Chris: Jesus Christ has come in the flesh. Now does it matter what ‘kind’ of flesh? Of course. Now what kind of flesh would this heathen necessarily ignorantly believe Christ came in, being ignorant of His Virgin Birth? Would it not be sinful flesh, just like every other son of Adam? If the heathen is ignorant of the Virgin Birth, then who does he believe Christ’s Father is? The heretic Clark should have read about the Holy Spirit’s work to glorify Jesus Christ in the hearts of His people (John 16:13-14; 17:3). Clark will go on to say that professing belief in the Virgin Birth is essential for ministers, but not for ignorant heathen. Ministers are not allowed by Clark to knowingly profess belief in a false christ, but he allows the ignorant heathen a free pass to profess belief in a false christ due to ignorance.

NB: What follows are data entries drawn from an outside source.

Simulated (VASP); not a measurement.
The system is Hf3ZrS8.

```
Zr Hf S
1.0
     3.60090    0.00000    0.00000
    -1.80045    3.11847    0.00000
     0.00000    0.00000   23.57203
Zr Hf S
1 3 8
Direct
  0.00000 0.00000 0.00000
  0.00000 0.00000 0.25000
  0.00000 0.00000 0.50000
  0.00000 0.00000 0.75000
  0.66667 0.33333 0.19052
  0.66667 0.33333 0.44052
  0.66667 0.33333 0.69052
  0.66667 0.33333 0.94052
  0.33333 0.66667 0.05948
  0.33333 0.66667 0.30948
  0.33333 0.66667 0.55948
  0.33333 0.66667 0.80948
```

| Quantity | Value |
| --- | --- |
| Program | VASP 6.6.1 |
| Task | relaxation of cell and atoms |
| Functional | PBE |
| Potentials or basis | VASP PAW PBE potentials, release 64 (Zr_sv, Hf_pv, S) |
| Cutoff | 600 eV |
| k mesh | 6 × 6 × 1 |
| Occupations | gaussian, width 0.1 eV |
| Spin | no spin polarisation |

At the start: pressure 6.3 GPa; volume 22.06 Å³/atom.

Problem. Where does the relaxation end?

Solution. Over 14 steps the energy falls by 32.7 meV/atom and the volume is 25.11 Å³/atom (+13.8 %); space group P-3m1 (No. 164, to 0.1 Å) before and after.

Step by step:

The Arminian and Roman Catholic both profess adherence to the doctrine of Christ’s deity. And they both deny that Christ is a perfect Savior. Their affirmation that Christ shed His blood for the reprobate is a denial of His deity. In a similar manner, the heathen’s profession of Christ’s sacrifice for his sin while remaining ignorant of His Virgin Birth, is a denial of His deity. One cannot truly believe in the deity of Christ and be ignorant of the Virgin Birth at the same time, not even by a “blessed inconsistency.” Why? For pretty much the same reason that one cannot be ignorant of His Virgin Birth while affirming His sinlessness. Why people like Clark (Machen too) like to make up these hypotheticals for denying essential doctrine is beyond me. Anyways, the main thing is that Clark believes that hypothetically, it is possible for one to be saved while believing in a false christ who was not virgin born.
More from Clark:
==But it is a different question to ask whether or not belief in the Virgin Birth is essential for a Presbyterian ordination. In this latter case it is not a matter of unfortunate ignorance but of deliberate rejection of the Word of God. There is still another question: is the Virgin Birth, the Virgin Birth itself, not a belief in it, essential to God’s plan of salvation? Contrary to the modernist attempt to confuse three questions in one, an intellectually honest Christian will avoid ambiguity and will take his ordination vows seriously” (Gordon H. Clark, What Do Presbyterians Believe?, pp. 95-96).==
Chris: Of course, to Clark, the statement is only “ambiguous and
obscures the issue” because at the end of the day, he agrees with the
modernists. Clark concedes their argument but is quick to qualify it
in *certain cases only.* Clark makes an exception to essential gospel
doctrine in the case of the “poor ignorant heathen.” The Westminster
Standards make exceptions for the heathen and infant as well in
Chapter XIV “Of Saving Faith.” Clark comments:
“The second point is that this work of God in our minds, causing us to believe, is ordinarily, one might say always, accomplished by means of the Word. We do not deny that God can regenerate an imbecile, an insane person, or a dying infant. In these cases the person is mentally incapable of the activity of faith so that he must be saved apart from an understanding of the Word. But this is not so where the usual mental operations are not impeded. A sane man must believe the Gospel; the Gospel contains events of history and the explanations of those events; all of this is good news; and one must be told the news before he can believe it. As the apostle says, “How shall they believe in him of whom they have not heard?” Since saving faith comes only through the Word of God, one can easily understand why we place such a great emphasis on the Word and on its being preached; for the apostle adds, “How shall they hear without a preacher?” (Gordon H. Clark, What Do Presbyterians Believe?, p. 144).
Chris: Gordon Clark and the Westminster Confession of Faith contradict the Word of God:
“For I am not ashamed of the gospel of Christ, for it is the power of God to salvation to everyone believing, both to Jew first, and to Greek” (Romans 1:16).
Chris: Clark and the wily WCF deny that the gospel is the power of God unto salvation to everyone believing. The power of the gospel “to everyone believing” dies the death of a thousand qualifications. Well, in this case it’s only about three or four.